Earlier this week I attended a MDeC organized private meeting with Richard Stirling from the Open Data Institute (ODI).The ODI is an institution that hopes to promote the ‘open data’ culture, and founded by a giant of the Tech world, Sir Tim Berners-Lee, which you might remember for inventing a small little thing we call the world wide web.
The meeting was attended by just a handful of folks, some of whom I recognized from a previous Seatti conference I attended, with the audience and topic focus on Open Data (and Big Data) in Malaysia.
The conversation was really good, and broadly speaking touched on 3 key topics. Most of this post is a re-hash from my failing and aged memory, but there’s a clearer version of the minutes here from the amazing people of Sinar Malaysia if you’re interested in the specifics.
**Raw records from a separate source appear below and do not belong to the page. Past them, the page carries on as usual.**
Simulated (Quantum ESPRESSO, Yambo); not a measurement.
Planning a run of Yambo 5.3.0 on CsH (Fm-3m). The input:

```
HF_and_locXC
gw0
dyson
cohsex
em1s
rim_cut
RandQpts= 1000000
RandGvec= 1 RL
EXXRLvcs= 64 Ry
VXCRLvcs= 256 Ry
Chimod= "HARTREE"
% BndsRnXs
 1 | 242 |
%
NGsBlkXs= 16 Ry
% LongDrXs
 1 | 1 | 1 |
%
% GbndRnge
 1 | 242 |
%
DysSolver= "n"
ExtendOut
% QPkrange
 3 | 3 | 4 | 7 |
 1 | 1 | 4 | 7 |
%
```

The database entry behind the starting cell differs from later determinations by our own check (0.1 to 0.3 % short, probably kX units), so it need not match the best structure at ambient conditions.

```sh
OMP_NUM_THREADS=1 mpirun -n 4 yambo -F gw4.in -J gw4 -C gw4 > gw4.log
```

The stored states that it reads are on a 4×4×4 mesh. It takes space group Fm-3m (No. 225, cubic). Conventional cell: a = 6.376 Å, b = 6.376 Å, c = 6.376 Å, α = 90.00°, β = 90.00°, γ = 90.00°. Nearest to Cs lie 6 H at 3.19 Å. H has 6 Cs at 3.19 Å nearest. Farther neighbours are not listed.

Topic 1: Governments reluctance to Open up data.
Firstly, the Malaysian government is the biggest repository of data in the country, but its reluctant to share access to those repositories with the general public. Some participants shared their difficulties in trying to pry data from the cold hands of Government (both BN and PR) and the disappointment and frustration was quite evident. However, things are changing, and even some in government have seen the light, and slowly but surely the cold hands of government are warming up.
For example the data.gov.my initiative is an amazing ‘little secret’ of MDEC. 3 months ago, I didn’t even know such a website existed, and today you can download dengue statistics, accident rates, etc from a central website that is publishing useful and relevant data most of which are in formats that even the average joe rakyat can process with a copy of Excel. However, some of the data still isn’t up to spec, for instance the Dengue statistics seems to be missing for [tk], but according to MDeC there is a commitment from the relevant government departments to at least keep updating what is published, which is a one giant leap forward from where we were 2-3 years ago.
Topic 2: How to ally concerns of Government
The second key topic discussed was about how to ally the concerns of Government, so that they would be more open. The answer I guess depends on why you think the government isn’t sharing the data in the first place, is it from fear of having the data mis-represented, or fear of revealing private data of citizens or just a lack of demand for the data. Why go through the trouble of publishing the data if nobody ever wants to see the historical API readings across the country?
Ultimately, my ‘political’ view is that the BN government has always held firm control of the media in this country. This is after all a nation where you can’t talk bad about ‘any’ government on television, and the Government is really having a hard giving up the ability to control the public narrative. If raw data is given freely to the public, than anyone can transform that data into a narrative that may be something the government won’t be too pleased about.
I guess the fear is that the more data published, the easier it becomes to cherry-pick data points to support your argument, whatever that argument is pro or anti government. And of course in our country where everything quickly descends into that ghastly realm of politics, that is a very valid concern.
However, this is true of any data-set sufficiently large and complex. Stock analyst looking at near identical pieces of data, can come up with different recommendations for the exact same stock (Buy, Sell or Hold), because they’re taking into account hundreds of different criteria, weighting those criteria differently, and finally combining data with gut-instinct to produce a recommendation.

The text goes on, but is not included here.